Truly intelligent digital products don’t just happen by accident. Building them requires a company to be deliberate about a number of things, some of which are initially counter-intuitive and even seem contrary to the conventional wisdoms about product development and design that have served digital products so well. This is why it is critical to take a step back and reexamine everything a company is doing when a transformative technology like AI comes along.

Existing strategies and processes are not designed for products that can learn. This means there can be heuristics, mindsets, and ways of working in the organization that have served it well for building digital products, but that undermine efforts to build transformative intelligent products. The result is that most, if not all AI initiatives end up iterating around a local optimum of just “sprinkling some intelligence” on top of interactive workflows in existing products and processes.

David Bessis wrote about this back in 2018: “What makes pre-AI products so easy to build (and what makes the agile framework so successful) is the exact same thing that makes them hard to use: all the hard work is done by the users… AI-first products ‘..should just work’. But there is no well-established framework to build software products that just work.”

Put simply: The main pitfall is trying to build a cognitive product with methods developed for building interaction-based products, or even worse, attempting to rebuild an interaction-based product into a cognitive product with traditional product development methods. We, and many others, therefore recognize the need for building products AI-first using principles tailored to the task, and by all means, avoid bolting AI on top of existing interaction-based products.

It is critical to take a step back and reexamine everything a company is doing when a transformative technology like AI comes along.

So what is the alternative to the product development methods most companies are applying today? How do you develop an intelligent product that achieves an increasing degree of cognitive augmentation and automation?

The Minimum Viable Learning Product

While the difficulty in building intelligent products really needs to be addressed on many levels, we believe there is one idea that can help nudge a company out of this local optimum and get the ball rolling. It is not sufficient for transforming a digital company into an AI company on its own, but it can serve as a way to start demonstrating the value of cognitive automation, and as a springboard for having the right discussions and making more fundamental changes to the organization.

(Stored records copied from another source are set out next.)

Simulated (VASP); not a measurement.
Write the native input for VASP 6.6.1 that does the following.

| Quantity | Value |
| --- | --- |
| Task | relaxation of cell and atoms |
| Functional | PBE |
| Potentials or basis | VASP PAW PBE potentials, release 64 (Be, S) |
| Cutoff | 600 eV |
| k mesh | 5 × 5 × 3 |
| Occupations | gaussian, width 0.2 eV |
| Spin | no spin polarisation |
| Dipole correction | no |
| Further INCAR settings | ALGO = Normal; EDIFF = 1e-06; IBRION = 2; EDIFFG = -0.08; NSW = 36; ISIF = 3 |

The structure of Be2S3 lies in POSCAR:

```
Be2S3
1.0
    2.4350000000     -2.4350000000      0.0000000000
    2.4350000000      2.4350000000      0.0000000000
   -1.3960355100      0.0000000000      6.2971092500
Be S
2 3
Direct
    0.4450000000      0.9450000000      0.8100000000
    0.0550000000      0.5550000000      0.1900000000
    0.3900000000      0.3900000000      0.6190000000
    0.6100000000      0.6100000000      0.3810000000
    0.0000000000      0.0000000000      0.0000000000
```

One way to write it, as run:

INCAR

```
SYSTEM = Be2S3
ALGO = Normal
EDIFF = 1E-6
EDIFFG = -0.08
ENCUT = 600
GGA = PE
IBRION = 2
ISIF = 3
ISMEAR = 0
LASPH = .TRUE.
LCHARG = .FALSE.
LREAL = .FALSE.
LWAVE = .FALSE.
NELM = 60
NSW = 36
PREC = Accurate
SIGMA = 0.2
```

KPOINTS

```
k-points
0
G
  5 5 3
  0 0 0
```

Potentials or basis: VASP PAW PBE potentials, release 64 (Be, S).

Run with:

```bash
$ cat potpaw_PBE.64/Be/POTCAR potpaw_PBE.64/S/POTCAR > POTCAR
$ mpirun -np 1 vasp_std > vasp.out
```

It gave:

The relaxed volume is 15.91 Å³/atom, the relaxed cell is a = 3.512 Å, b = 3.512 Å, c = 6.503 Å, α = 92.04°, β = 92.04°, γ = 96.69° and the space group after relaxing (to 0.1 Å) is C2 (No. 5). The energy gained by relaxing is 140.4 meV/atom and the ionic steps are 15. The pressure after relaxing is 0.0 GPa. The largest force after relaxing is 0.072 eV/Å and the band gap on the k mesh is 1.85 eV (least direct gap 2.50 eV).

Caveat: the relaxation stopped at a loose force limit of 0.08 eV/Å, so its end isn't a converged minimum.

This is the idea of the MVLP; the Minimum Viable Learning Product. This is a product that is built with the minimum features it needs to learn to increasingly automate a desired outcome for users over time.

Many are familiar with the concept of a Minimum Viable Product – an MVP – which is an early version of a product that is deemed usable enough by users to achieve some outcome and provide feedback and validation for further product development. This approach in its vanilla form has some significant drawbacks if your end goal is to enable cognitive enhancement and/or automation toward that outcome.

The Minimum Viable Learning Product – a product with the minimum features it needs to learn to automate a desired outcome. If the goal is to automate cognition, a product is not viable unless it is capable of learning.

In the era of cognitive automation, it is not at all sufficient to validate that you can create a barebones, 100% interactive way to achieve the desired outcome. If you choose to do this, you will be at the mercy of user feedback that points to all the ways your interactive solution can be made better, as opposed to the implicit feedback your customers could be giving your algorithm about where it succeeded or failed to help them achieve their desired outcomes directly. Turning this ship after setting such a course is extremely hard.

Instead, the product needs to be designed and built around algorithms that learn and remove cognitive load instead of tacking algorithms on top of existing workflows (see illustration below for how you might see the difference). This means we can no longer aim to launch the traditional MVP, the Minimum Viable Product, and then build better interaction. We need to start building the MVLP – the Minimum Viable Learning Product - to start progressing toward cognitive automation.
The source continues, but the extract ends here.